Hi,
On Thu, 2020-03-19 at 11:10 +0100, Christian Marillat wrote:
> On 18 mars 2020 21:32, Christian Weeks <
> cpw@???
> > wrote:
>
> > Hi,
>
> Hi,
>
>
> [...]
>
> > [...]
> First : It's ugly.
>
> Secondly : The source code for the broser is not included in
> obs-studio. Why ?
>
> The code is maintained in another git :
>
> https://github.com/obsproject/obs-browser
>
>
> Christian
The code is in a git submodule of OBS - that's how it's intending to be
distributed for "build it yourself" setups. It ties a specific git hash to the
rest of OBS, allowing for reproducible builds of the whole, whilst allowing
features to be built in the separated tree ahead of the curve.
I have investigated building obs-browser separately, as you seem to be
advocating, however it's practically impossible to do so without building the
rest of OBS studio at the same time - at least that is what I have been advised
by the OBS development team on their discord.

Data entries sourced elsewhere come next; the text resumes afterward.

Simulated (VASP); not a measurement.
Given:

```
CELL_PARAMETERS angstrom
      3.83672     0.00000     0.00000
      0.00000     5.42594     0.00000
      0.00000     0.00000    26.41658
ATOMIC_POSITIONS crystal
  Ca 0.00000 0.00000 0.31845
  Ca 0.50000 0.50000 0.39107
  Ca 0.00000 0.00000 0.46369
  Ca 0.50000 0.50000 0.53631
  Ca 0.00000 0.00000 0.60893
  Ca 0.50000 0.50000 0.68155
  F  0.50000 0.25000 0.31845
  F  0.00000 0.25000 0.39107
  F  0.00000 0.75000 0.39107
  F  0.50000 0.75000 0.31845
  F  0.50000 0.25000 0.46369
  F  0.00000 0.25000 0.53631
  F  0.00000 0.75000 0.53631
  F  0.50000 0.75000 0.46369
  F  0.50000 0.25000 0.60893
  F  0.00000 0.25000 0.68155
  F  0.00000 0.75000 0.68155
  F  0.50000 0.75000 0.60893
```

It seems that libobs-dev is missing a bunch of CMake helper scripts that are
required to build UI plugins in practice, as well as probably further build-
chain functions that are just not possible outside the whole (there's a whole
cmake subdirectory in obs-studio full of various cmake helper functions, many of
which seem to be relied on at build time of both the main and plugin code). As
such, I think your proposal is not amenable to the reality of how the OBS
codebase is setup.
As an aside, many functions in the main OBS program (browser panels, twitch
integration, chat integration) will become enabled as they mature, but only if
the browser plugin is present. So your "separated build" seems likely to lose
functionality as new releases come forward which depend on the browser plugin.
Anyway, I understand your position and I guess this is what it is.
Many thanks for your help over the years.